Caesarea World Monument
Sidebar to: Caesarea Maritima: The Search for Herod’s City

On warm summer evenings about 2,000 years ago, when Caesarea Maritima was a Roman provincial capital city of a quarter million people, residents would attend performances in the theater on the sea. Leaving the theater, they would stroll north along a thoroughfare 54 feet wide and probably almost a mile long. This main thoroughfare, called the Cardo Maximus, was lined with about 700 columns and was bordered by mosaics.
Now the columns of the Cardo lie broken, by the hundreds, in Caesarea’s harbor and in the sand that covers most of this grand boulevard. Many of the columns are from the Herodian period. Others are from later periods, for the column-lined Cardo continued to be a showcase of Caesarea for hundreds of years after Herod died.

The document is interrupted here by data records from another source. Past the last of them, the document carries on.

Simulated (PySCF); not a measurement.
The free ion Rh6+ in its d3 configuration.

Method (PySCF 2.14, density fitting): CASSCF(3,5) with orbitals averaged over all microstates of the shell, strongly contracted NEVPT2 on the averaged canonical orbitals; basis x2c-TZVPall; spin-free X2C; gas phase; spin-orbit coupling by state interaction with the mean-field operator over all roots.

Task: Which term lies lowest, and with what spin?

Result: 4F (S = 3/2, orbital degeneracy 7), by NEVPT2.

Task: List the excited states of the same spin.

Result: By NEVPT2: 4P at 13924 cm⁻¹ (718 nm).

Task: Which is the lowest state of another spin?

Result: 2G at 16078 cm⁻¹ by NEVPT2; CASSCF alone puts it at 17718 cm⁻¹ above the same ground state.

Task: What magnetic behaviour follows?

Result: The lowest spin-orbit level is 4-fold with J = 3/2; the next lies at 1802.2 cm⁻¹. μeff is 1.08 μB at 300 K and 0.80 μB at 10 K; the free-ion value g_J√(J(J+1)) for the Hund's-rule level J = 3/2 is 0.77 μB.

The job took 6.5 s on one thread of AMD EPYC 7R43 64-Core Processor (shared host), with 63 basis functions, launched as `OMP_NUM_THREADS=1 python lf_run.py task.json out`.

Only a few of these columns have been excavated. But this summer, an ambitious and creative restoration and preservation project will be launched by restoring three columns to their bases on the Cardo Maximus. The Caesarea World Monument project, subject to approval by Israel’s Department of Antiquities, hopes to restore a section of the Cardo. Once again residents of Caesarea, joined by tourists from all over the world, will attend performances in the theater, perhaps concerts given by the Israel Philharmonic Orchestra, and walk along the restored street of columns.